When people get scared, they pull money out of every asset with a hint of risk, and pour it into the lowest-risk thing they can find. And as a result, real estate prices go down, U.S. stock prices go down, international stock prices go down, and corporate bond prices go down, etc…while everybody flocks to U.S. Treasury securities.
It shouldn’t be a surprise that correlation moves towards one in such a scenario. To write off the benefits of diversification is to misunderstand what it was intended for in the first place.
I got calls from clients questioning whether diversification still work. Here is what I told them.
Normally, asset prices are driven by multiple economic factors: interest rate, inflation, exchange rate, etc. Fear and greed pay an important but not overwhelming role.
In crisis however, the only driver is fear. Investors only see two asset classes: riskless assets (Treasury and gold) vs the rest (risky assets). They don’t make distinction among risky assets.
The market will not be forever driven by fear. At some point, other economic factors will resume their price setting roles. When the time comes, risky assets will no longer move in locked step and the benefit of diversification will manifest itself.

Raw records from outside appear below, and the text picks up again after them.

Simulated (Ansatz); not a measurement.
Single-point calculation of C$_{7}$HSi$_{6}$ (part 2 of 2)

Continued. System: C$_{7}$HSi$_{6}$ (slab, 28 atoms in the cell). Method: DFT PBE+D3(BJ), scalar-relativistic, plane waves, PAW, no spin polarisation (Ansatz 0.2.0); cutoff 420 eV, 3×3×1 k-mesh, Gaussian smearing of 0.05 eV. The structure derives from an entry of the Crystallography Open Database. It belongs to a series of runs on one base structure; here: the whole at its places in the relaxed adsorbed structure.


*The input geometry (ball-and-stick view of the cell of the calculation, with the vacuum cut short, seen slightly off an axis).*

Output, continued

I agree that staying the course during times when the market is in panic is key. However my impression of the endowment situation is that because they are required to produce cash on a regular basis to the University, being over invested especially in less liquid investments puts them in a bad situation when panic strikes. They either have to try and cut spending that is funded by the endowment or sell at a loss to provide the required cash. I think one key to sticking with the course is making sure that in good times or bad you have the cash reserves to do so. This goes for any investor.